Ag ETFs Weathering Storm

September 08, 2011

The recent stock market plunge has once again reminded investors about the importance of being diversified across different asset classes to reduce their overall risk.

The uncertainty stemming from Europe’s sovereign debt crisis, S&P’s downgrade of U.S. debt and a slew of weak economic numbers have investors questioning whether we’re headed for another recession.

But predicting recessions is tough, and fully positioning your portfolio based on your convictions can be costly if you’re wrong.

A better approach may be to diversify into assets whose returns have low correlation with the daily movements of the broad market. To that point, two popular agricultural commodity funds have recently been flying under the radar and holding up extremely well.

Since Aug. 1, the SPDR S&P 500 Fund (NYSEArca: SPY) is down roughly 8.5 percent—but during this same period, the PowerShares DB Agriculture Fund (NYSEArca: DBA) and the Elements Rogers International Commodity - Agriculture Total Return ETN (NYSEArca: RJA) have done just fine, returning a stellar 4.2 percent and 4.7 percent, respectively.

1-Mo. Returns: SPY/DBA/RJA

Source: Bloomberg

DBA and RJA are both broad-based funds that provide investors with exposure to an array of agricultural commodities, including sugar, corn, wheat and soybeans.

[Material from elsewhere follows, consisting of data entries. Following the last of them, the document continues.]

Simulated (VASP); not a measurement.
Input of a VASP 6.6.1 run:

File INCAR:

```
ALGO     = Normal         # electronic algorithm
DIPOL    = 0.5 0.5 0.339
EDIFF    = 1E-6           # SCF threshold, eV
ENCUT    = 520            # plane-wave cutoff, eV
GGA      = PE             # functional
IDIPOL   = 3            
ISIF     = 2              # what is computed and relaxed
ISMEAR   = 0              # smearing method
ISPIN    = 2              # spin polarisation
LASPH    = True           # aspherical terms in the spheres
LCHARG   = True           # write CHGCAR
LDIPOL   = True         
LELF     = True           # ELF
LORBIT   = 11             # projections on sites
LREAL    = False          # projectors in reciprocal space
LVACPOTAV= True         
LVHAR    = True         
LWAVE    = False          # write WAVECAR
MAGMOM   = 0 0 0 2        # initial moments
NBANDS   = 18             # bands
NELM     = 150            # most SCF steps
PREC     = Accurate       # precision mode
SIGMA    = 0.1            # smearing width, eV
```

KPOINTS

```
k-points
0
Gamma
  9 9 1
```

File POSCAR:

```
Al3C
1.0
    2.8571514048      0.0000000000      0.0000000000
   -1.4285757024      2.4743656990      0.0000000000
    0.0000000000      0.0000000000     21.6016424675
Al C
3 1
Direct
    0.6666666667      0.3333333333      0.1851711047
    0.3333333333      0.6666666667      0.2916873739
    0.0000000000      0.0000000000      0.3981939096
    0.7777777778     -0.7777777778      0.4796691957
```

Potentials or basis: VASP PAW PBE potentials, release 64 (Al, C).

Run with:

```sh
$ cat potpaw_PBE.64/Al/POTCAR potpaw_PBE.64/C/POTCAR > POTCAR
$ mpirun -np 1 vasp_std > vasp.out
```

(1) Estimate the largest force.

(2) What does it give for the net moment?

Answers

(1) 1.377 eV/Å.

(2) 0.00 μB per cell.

DBA aims to track the DBIQ Diversified Agriculture Excess Return Index, and holds futures contracts from roughly 11 different commodities. DBA is the larger of the two funds, with over $2.8 billion in assets under management, compared with $619 million for RJA.

RJA is an exchange-traded note (ETN) that tracks the Rogers International Commodity - Agriculture Total Return Index. The benchmark, created by commodities guru and famed investor Jim Rogers is a bit more comprehensive than DBA’s index, and is composed of futures contracts from 22 different commodities.

With the world population projected to hit 9 billion by 2050, and with rising concerns about global warming and drought, the long-term growth prospects for agriculture seem exceedingly bullish. But agricultural commodities can also provide a hedge against inflation, which might be the big appeal here.



In mid-August, the Federal Reserve surprised markets by pledging to keep interest rates near zero percent at least until mid-2013. The Fed also said it would stand ready to act if the economic outlook worsened, hinting at further stimulus, which many economists consider to be inflationary.

For investors considering diversifying into agriculture, there are fundamental differences between the two funds that should be understood before making an investment decision.

DBA is structured as a partnership for tax purposes and holds futures contracts. Therefore, 60 percent of gains are taxed at the long-term rate, with the remaining 40 percent taxed at the short-term rate, regardless of how long the shares are held. This comes out to a 23 percent blended maximum rate.

DBA is also marked-to-market at year-end, so investors can be subject to pay taxes on any gains even if shares aren’t sold. Finally, gains and losses are reported on a schedule K-1 form, instead of the 1099 that most investors are accustomed to.

RJA, on the other hand, is an ETN and actually doesn’t need to hold anything—it’s simply an unsecured debt note that tracks its underlying index. For tax purposes, RJA is currently taxed at the 15 percent long-term rate if held for more than a year, and taxed as ordinary income if shares are held for a year or less.

The catch is that RJA carries credit risk of the bank issuing the note. It’s crucial to note that even though RJA is a Merrill Lynch product, the bank issuing the note isn’t Bank of America, but rather the Swedish Export Credit Corp.

So, DBA and RJA can be beneficial to different types of investors, depending on your time horizon and personal preferences regarding taxes and credit risk.

Investors often seek diversification using different global equity and fixed-income funds, but due to increased integrated global markets, it’s getting difficult to find uncorrelated funds.

Both DBA and RJA continue to look like good diversification plays, and have shown the importance of being diversified not only across various funds, but also across different asset classes.

Disclosure: I am currently long RJA.